The radio stations used varying amounts of power to send out their signals which controlled how far the signals could be received. (I won’t get into the differences between AM and FM radio technologies) Today, with WiFi signals in the home, you don’t need much power. WiFi access points usually send signals between 200 and 4000 mW (milliwatts which is .2 to 4 watts) of transmission power. Compare this with the Chicago AM radio station WBBM at 8 KW (Kilowatts which is 8000 watts) of transmission power. Remember what I said here about radio signal frequencies and transmission power.

Closer = Stronger, Farther = Weaker

Like any other form of energy, radio signals (electrical energy that is radiated out from a transmitter) lose strength the farther away you are from the source. But how much weaker do they become? It turns out there is a formula in physics called the Inverse Square law that determines this. Assume a WiFi signal travels 40 feet and it’s still strong enough to be usable. If you go out 80 feet (two times the original distance), the Inverse Square law says the signal strength will be 1 divided by 2 to the second power (1/2^2 or 1/4). If you go out 120 feet (three times the original distance) the signal strength will be 1 divided by 3 to the second power (1/3^2 or 1/9th) and so on. So a 4 watt signal at 40 feet, would be a 1 watt at 80 feet, and a .4 watt signal at 120 feet.

Unlimited Data

Now that we’ve introduced of all the needed information to talk about 5G, let’s talk about 5G. Since smart phones have popularized mobile data, most people are aware of the “cell phone” towers that dot our cities and highways. Those towers have been transmitting mobile signals since the 80s in one form or another using different frequencies and formats over the decades.

The last time the mobile providers rolled out a new mobile technology, it was 4G LTE. If you’re not aware of it, the 4G stands for fourth generation. As with any kind of radio transmission, the signals that 4G uses have specific frequencies and power levels. They start at 700 MHz and go as high as 2.5 GHz. That would be 700,000,000 to 2,500,000,000 polarity changes per second. No different from the AC in your house, FM or AM radio transmissions, just much much faster.
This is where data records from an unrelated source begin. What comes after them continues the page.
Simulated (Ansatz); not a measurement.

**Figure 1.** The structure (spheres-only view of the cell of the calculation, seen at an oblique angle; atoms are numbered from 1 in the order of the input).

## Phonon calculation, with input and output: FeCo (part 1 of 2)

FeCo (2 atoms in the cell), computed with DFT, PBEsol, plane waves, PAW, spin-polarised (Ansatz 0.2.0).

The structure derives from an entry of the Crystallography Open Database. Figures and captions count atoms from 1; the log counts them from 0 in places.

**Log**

5G differs in two important ways (there are more differences, but I’m only focusing on two). 5G will operate in the ranges of 600 MHz to 6 GHz as well as 24-83 GHz. Converting these frequencies to Hz for comparison with AC power will give you some perspective:

600 MHz = 600,000,000 Hz

6 GHz = 6,000,000,000 Hz

24 GHz = 24,000,000,000 Hz

83 GHz = 83,000,000,000 Hz

Big numbers, right? But why are they using higher frequencies? There are multiple reasons. One of them is that consumers want faster data speeds, and higher frequencies allow for that. This link says that with 4G it might take 10 minutes to download a HD movie whereas with 5G it might take one second. So the speed will be a huge benefit to users.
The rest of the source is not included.